2. Check your credit score.

Before applying for any loan, you need to know your credit score. If your score is lower than 720, invest some time in improving it so you get the best possible interest rate. With a little effort, you may be able to raise your score as much as 100 points in less than 3 months.

3. Find out how much the bank will give you.

When shopping for a new car, your first stop should be your bank, so you can get pre-approved for a car loan. Dealer financing may be a good deal, but the only way to know for sure is if you've done your due diligence ahead of time. Remember, everything is negotiable, from price to APR to loan terms. It's easier to negotiate if you have multiple financing options to choose from.

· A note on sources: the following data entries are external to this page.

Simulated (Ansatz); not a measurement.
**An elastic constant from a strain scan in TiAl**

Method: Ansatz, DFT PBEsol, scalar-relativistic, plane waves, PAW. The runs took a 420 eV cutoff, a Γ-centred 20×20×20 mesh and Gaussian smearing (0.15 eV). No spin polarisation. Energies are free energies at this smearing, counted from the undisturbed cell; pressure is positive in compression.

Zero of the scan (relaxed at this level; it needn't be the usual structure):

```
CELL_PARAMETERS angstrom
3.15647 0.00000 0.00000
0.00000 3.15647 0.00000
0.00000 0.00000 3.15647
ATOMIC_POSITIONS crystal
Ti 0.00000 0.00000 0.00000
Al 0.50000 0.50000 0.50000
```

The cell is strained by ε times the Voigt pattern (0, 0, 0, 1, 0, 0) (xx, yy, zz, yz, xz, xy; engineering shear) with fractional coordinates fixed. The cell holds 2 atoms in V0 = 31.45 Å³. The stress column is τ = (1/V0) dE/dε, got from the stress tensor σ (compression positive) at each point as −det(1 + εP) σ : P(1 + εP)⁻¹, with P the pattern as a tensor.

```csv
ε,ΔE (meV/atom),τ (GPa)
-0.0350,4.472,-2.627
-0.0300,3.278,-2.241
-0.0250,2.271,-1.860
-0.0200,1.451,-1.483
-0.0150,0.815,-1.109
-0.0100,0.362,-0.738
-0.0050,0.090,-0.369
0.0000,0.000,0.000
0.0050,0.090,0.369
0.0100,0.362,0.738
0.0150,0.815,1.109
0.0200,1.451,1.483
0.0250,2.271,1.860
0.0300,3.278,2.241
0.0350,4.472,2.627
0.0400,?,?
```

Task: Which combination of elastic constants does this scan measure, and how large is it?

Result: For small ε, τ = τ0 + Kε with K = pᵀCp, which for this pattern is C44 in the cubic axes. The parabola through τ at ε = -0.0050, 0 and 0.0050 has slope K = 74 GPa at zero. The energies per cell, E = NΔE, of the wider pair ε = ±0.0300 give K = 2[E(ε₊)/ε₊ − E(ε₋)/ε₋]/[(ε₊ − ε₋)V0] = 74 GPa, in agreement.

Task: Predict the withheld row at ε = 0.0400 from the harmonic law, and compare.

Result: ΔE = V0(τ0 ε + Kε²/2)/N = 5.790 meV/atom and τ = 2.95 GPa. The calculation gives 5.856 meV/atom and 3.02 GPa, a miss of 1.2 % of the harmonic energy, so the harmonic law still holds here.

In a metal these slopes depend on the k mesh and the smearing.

4. Make a 20% down payment.

You may not have enough to make an all cash purchase, but as with buying a home, you should have at least a 20% down payment. Only take out a loan to finance the rest. And make sure the loan term is 4 years or less. If you can't afford the monthly payment on a 4-year loan, then you can't afford the car. No matter what the dealer might tell you.

5. Buy used—the smart way.

One of the best ways to get a good deal on the car you want is to buy a certified used vehicle that has just come back on the lot after a lease. That means someone else has absorbed the cost of depreciation, and the car should be in pristine condition. The same financing rules still apply, but the overall cost is likely to be a lot less.